On Jan 6, 2006, at 10:17 PM, Joshua Juran wrote:

On Jan 6, 2006, at 4:11 PM, Alberto Simoes via RT wrote:

This needs some more discussion. If we look to Perl, for instance, it
doesn't have a built-in copy. You should use either a module, or open
both files, copy contents, and close both files.

You assume cp semantics. What about preserving metadata? What about multiple forks? What about per-file properties that are invented after you ship your code? And what if the source and destination are on the same file server?

So it'd probably be best to put it in os.pmc with checks to know which operating system it's compiled for. That way, each language implementation that includes an operator to copy a file can do so more safely. Isn't part of the point of parrot to make writing a compiler not be system dependent? In fact, if perl had a copy operator instead of doing the open/print combo, the resource fork issue on Macs would be taken care of.

Thus, what I ask if we should have a copy method on OS.pmc.
Basically, I think we have three hipothesis:

1) do not implement copy at all.

You are in a maze of twisty little ad-hoc, informally-specified bug-ridden slow implementations of file copy, all different.

2) implement it under os.pmc, in C
3) implement it somewhere else in PIR

Given that we have (I think) all the needed instructions in PIR, it will be a lot easier to make copy portable using the third choice... but I'm
not sure if Parrot will ship with a PIR library...

Please, share your ideas.

I'd like to see every OS get a chance to provide its own file copier. This is important to Mac users, since resource forks may exist and the AppleShare protocol (AFP) allows for intra-server file copy. The same arguments also apply to other file systems.

The Genie kernel (part of Lamp, a Unix-like environment on Mac OS) has a copyfile() system call for just this purpose. The knowledge of how to copy a file correctly in a Mac environment (which is non-trivial) is encapsulated in a single place, and usable by any program, either directly through the system call, through cp (for shell scripts), or through a module-loading interpreter.

For more typical systems, supply copyfile() in a library as you would a missing kernel call.

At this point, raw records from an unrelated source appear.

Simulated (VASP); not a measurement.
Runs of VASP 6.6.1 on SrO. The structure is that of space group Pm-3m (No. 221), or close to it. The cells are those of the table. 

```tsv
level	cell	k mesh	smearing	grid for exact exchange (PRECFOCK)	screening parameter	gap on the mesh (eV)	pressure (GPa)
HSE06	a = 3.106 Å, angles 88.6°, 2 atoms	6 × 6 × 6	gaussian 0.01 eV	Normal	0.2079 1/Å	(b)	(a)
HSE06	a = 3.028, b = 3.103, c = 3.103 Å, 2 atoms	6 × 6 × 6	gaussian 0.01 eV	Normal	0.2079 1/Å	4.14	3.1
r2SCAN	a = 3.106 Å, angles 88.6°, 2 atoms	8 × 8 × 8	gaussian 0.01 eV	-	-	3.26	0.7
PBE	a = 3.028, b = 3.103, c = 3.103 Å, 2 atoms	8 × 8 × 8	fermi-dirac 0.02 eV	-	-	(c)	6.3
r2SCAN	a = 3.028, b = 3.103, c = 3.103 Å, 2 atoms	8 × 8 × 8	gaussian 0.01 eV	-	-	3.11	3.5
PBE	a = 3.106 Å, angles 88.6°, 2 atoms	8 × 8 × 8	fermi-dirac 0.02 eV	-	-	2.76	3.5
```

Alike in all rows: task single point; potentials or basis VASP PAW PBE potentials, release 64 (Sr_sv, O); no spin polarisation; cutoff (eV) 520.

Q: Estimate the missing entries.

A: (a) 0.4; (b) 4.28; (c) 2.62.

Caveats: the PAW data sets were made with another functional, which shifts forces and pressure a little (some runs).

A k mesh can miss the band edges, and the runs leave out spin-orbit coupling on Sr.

This usage assumes that copyfile() blocks until completion. Clearly there will be a desire for a concurrent processing mode as well.

Josh

Another thing is that moving a file across file systems isn't guaranteed to work(I don't know if it is on any platform), and to do so would require copying. Implementing a copy that supported host specific features in os.pmc would help ease that problem. If copy were implemented in pir, and rename were implemented in os.pmc, a problem would arise. The mv command takes care of this, and in my view, for convenience, so should any rename command in os.pmc.